Installing and Configuring Suricata on Ubuntu

In this blog, I’ll guide you through the process of both installing and configuring Suricata on Ubuntu, providing a firsthand look at its functionality and capabilities.

But, what is Suricata ??

Suricata stands as a high-performance, open-source network analysis, and threat detection software widely adopted by both private and public organizations. Major vendors also embed Suricata to fortify their assets against potential threats.

In simple terms, Suricata is like a digital security guard for computer networks. It carefully watches the traffic moving through the network, looking for any signs of suspicious or harmful activity. It helps keep the network safe by identifying and alerting to potential threats, making it a valuable tool for organizations to protect their digital assets.

Suricata has mainly two operational modes:

1. Active (IPS) — It is used to alert, log and block network traffic that matches specific rules.

2. Passive (IDS) — It is used to identify, alert and log suspicious network traffic within a network.

Okay, now that we know what is Suricata let’s understand how it works.

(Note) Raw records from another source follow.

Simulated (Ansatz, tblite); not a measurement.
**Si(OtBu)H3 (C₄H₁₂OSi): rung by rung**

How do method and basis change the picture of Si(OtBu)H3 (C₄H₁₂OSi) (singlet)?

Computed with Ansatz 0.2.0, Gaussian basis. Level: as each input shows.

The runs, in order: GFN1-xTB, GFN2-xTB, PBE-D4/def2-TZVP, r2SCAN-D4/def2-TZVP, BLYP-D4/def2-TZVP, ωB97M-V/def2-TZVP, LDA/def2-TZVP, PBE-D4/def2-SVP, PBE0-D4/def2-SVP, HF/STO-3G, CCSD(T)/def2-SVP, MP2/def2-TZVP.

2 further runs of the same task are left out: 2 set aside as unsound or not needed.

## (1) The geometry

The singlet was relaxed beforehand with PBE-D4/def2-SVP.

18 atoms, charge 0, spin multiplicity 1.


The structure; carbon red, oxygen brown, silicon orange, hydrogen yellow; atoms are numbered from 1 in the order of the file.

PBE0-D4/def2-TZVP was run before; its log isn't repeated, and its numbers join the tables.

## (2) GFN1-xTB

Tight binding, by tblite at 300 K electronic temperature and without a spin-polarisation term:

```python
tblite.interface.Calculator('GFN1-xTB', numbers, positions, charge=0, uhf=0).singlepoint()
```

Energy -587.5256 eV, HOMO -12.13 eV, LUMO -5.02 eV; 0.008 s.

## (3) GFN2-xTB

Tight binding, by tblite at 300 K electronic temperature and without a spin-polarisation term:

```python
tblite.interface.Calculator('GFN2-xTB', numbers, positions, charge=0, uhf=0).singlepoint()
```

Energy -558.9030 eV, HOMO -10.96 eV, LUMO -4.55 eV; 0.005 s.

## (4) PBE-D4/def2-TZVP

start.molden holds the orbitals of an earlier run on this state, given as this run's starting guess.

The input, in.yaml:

Suricata actively monitors network traffic, employs both signature and anomaly-based detection methods, and provides administrators with alerts and logs to enhance network security. In IPS mode, it can actively block potential threats, adding a preventive layer to its capabilities. Here’s a simplified overview of how Suricata works:

1. Packet Capture: Suricata captures packets flowing through the network, collecting data from different network segments.
2. Packet Decoding: It decodes and inspects the content of each packet, understanding the various network protocols used for communication.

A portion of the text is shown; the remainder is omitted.